The Outlook is Stable. The agency has simultaneously affirmed NTB’s outstanding LKR500 m senior unsecured redeemable debentures at ‘A(lka)’ and outstanding LKR1 bn subordinated debentures at ‘A-(lka)’.
NTB’s ratings take into account its evolving franchise within most business segments, healthy profitability, and improved capital position. Fitch also notes that the bank’s loan book contains a relatively higher proportion of consumer products and leases.
The continued consolidation of NTB’s lending and deposit franchise, and risk management processes and controls, together with a sustained healthy capital structure, could result in an upgrade of its ratings. Conversely, an unexpected weakening of NTB’s asset quality or earnings could result in a rating downgrade; however this is less likely over the medium-term.
NTB recorded loan growth of 23% in the nine months to end-September 2010 (9M10), which was higher than its peers’. Much of this growth (83%) stemmed from medium and large-corporate exposures, which increased to 35% of loans at end-9M10 from 24% at end-December 2009 (FYE09), and reduced the bank’s reliance on consumer products and leasing to some extent (end-9M10: 33% and 19% of loans, respectively). Fitch notes that NTB’s cost of funds is somewhat higher than larger peers’, which is partly a function of its late entry into the banking sector and thus its evolving deposit franchise, and also driven by the higher proportion of money market repurchase agreements which the bank uses to fund its government securities trading book. Therefore the agency notes that NTB is likely to continue its somewhat high reliance on high-yield consumer products and leasing over the medium-term, if it is to sustain a healthy level of profitability and, in turn, a healthy capital structure.
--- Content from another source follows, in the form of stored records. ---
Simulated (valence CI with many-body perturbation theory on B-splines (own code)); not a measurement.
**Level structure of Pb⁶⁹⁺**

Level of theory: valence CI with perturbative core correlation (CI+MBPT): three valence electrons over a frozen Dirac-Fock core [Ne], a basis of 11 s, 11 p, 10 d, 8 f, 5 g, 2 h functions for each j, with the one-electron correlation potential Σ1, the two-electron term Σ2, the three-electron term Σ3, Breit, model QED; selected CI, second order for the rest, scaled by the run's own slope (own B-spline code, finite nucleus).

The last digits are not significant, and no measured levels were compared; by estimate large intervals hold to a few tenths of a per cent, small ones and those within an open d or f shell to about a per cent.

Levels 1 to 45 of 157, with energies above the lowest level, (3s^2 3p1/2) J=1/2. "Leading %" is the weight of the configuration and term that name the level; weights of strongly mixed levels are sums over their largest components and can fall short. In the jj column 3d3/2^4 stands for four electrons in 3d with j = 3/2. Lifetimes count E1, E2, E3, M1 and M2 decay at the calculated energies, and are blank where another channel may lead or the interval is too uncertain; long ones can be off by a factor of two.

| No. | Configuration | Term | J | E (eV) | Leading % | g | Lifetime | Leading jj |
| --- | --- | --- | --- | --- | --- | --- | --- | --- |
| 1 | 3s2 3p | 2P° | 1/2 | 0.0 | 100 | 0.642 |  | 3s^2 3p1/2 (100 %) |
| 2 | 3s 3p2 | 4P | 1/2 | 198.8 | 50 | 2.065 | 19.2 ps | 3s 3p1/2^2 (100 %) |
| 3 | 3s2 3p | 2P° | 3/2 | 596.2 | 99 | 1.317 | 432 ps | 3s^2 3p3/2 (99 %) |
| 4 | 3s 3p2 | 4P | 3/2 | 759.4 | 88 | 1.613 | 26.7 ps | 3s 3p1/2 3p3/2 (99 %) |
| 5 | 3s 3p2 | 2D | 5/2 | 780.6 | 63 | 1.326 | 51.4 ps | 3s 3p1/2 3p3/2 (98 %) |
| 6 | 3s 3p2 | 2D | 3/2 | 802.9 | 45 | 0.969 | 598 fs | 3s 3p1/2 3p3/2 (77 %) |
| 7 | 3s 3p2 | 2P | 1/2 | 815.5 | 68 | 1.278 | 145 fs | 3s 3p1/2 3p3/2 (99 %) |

Similar to most peers, a widening net interest margin (NIM) and capital gains on the held-for-trading government securities portfolio helped boost NTB’s profitability in 9M10. Its return on asset (ROA) improved to an annualised 1.46% at end-9M10, compared to an average of 0.98% between FYE07 and FYE09. However, Fitch expects NTB’s ROA to come under pressure over the medium-term, which is in line with its expectations for the sector, as the present high liquidity within the local banking system is disbursed to meet with improving credit demand. Furthermore, capital gains on bond trading is likely to be limited over the medium-term, as market interest rates have gradually started to trend upwards since October 2010.
Fitch notes that the bank’s NPL ratio has generally remained lower than most of its peers’ during benign economic environments such as the one seen at present, but has peaked higher during times of economic stress. NTB’s gross NPL ratio reduced to 4.47% at end-9M10, from a peak of 8.47% at FYE09, driven by the bank’s concerted recovery efforts and good credit controls amid improving economic conditions, and regular write-offs of fully-provided credit card and personal loan NPLs. Low NPLs, combined with an equity infusion in Q110 (see below), has improved the bank’s net NPL/equity ratio to a relatively strong 16.74% at end-9M10 (FYE09: 39.82%).
The bank received an equity infusion of LKR1.26 bn in Q110, due to the exercising of the first (of two) round of warrants attached to its 2008 rights issue, to which key shareholders John Keells Group (‘AAA(lka)’/Stable, 29% stake of NTB) and Central Finance Company Plc (CF, A+(lka)’/Stable, 19% stake of NTB) subscribed in full. A further capital infusion of up to LKR735 m could materialise in Q111, if the second round of warrants is exercised.
At FYE09, NTB accounted for a share of 3% of total licensed commercial bank assets in Sri Lanka, and currently operates through a network of 40 outlets and employs over 1,500 staff.